The National Letter of Intent process has evolved over time from humble beginnings to an organized structure encompassing over 600 schools.

Colorado Buffaloes football signee Tyler henington signs his letter of intent during National Signing Day at Mullen High School on Wednesday, February 1, 2012 AAron Ontiveroz, The Denver Post Photo By AAron Ontiveroz/The Denver Post via Getty Images

The road to National Signing Day as we know it goes back to the beginnings of college football.

It’s hard to find a structured way the players were selected for the sport’s first game, though.

To be fair, there were barely rules to the sport in 1869, and most accounts say the first football game looked more like a cross between a soccer game and rugby scrum. Basically, Princeton and Rutgers just picked a bunch of able-bodied students from all walks of life, 25 a side.

Among the 50 men assembled on the field were future clergymen, a state senator, a future chief justice of the New Jersey Supreme Court, several veterans of the Civil War — both Confederate and Union soldiers — and a finalist in the first U.S. Open tennis tournament. Most were said to have been excellent athletes. The Princeton team members were larger; the Rutgers team members more agile.

Things continued in pretty much the same way for decades.

As we got into the early 1900s and the NCAA’s formation, the organization had a mandate.
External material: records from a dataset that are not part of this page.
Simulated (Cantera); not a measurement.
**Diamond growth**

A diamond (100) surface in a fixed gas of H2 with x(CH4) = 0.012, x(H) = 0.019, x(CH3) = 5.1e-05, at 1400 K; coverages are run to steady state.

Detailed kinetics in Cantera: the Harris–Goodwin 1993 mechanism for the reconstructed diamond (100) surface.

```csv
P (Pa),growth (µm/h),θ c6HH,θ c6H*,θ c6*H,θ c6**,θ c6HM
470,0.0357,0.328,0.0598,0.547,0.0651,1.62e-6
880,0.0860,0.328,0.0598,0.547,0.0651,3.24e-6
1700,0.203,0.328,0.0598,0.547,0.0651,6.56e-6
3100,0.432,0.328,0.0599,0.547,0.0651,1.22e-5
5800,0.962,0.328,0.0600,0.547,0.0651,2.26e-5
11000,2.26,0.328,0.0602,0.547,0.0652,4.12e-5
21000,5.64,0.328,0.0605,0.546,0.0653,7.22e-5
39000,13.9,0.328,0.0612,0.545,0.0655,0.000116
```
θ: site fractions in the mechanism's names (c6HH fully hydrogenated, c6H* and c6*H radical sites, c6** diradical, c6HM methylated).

It was born out of President Theodore Roosevelt’s directive to make the game safer, but it did set guidelines on athletic scholarships. Recruiting wasn’t really allowed by the rules, but it happened anyway. Hell, athletic scholarships weren’t even allowed.

The original NCAA embraced the amateur ideal, mandating that schools draw athletes from the general student body. Athletic scholarships didn’t exist at most schools. Leaders considered the act of giving a student financial aid on the basis of athletic ability to be as unethical as paying him a salary.

Players have always gotten a little bit of money on the side — this is college football after all.

In the 1930s during the height of the Great Depression, players who didn’t have the cash took jobs outside of school to support themselves.

The fact that players were getting taken care of under the table pushed the SEC to get together and agree to offer grant-in-aid scholarships for athletics in 1935.

But that was still not the ironclad document we know today.

The National Letter of Intent came around in 1964, when the former president of Texas Tech, Dr. J. William Davis, created the NLI through the Collegiate Commissioners Association. It was an agreement between player and school that other schools had to honor and stop their pursuit of the athlete.

The need for an NLI at that point came from stories of teams stealing players enrolled at other schools. After small schools opposed the first version in 1962, a version passed in 1964.

The NLI includes the top two levels of college sports, but Division III does not offer athletic scholarships.

The NLI’s come a long way since its humble beginnings.

The NCAA manages the daily operations of the NLI program while the Collegiate Commissioners Association (CCA) provides governance oversight of the program. Started in 1964 with seven conferences and eight independent institutions, the program now includes 650 Division I and Division II participating institutions.

Since its inception, some of the more finicky rules surrounding it have come around. Players can’t send one until 7 a.m. local time, it must be faxed, and coaches can’t talk about a player in public until it’s been received. NLIs also used to be just for football, but other sports now have their own signing periods and tailored NLIs.

Football’s Early Signing Period, which we had for the first time this past December, opens up a three-day stretch before Christmas when players who know what they want to do can lock things up shortly after their senior seasons. Football was the last to come around to the early period, meaning the sport that was the main reason for the NLI became the last to adopt its most recent evolution.

Fun fact: the sport’s best recruits don’t really have a need to sign NLIs.

The most important thing to note about an NLI is it is not by itself an athletic scholarship, and it certainly doesn’t guarantee a scholarship will be honored for any amount of time.

If you’re the No. 1 recruit in the country, a school will keep a scholarship spot open for you whether you sign the NLI or not, because you possess the leverage of irreplaceable skill. But since the vast majority of recruits don’t have that, the NLI structure will continue.

Youngstown State coach Bo Pelini has suggested abolishing Signing Day altogether to let NLIs get signed at any point, but that likely won’t happen. The most probable immediate change in the NLI process will probably come in continuing to relax how players can get released from their signatures.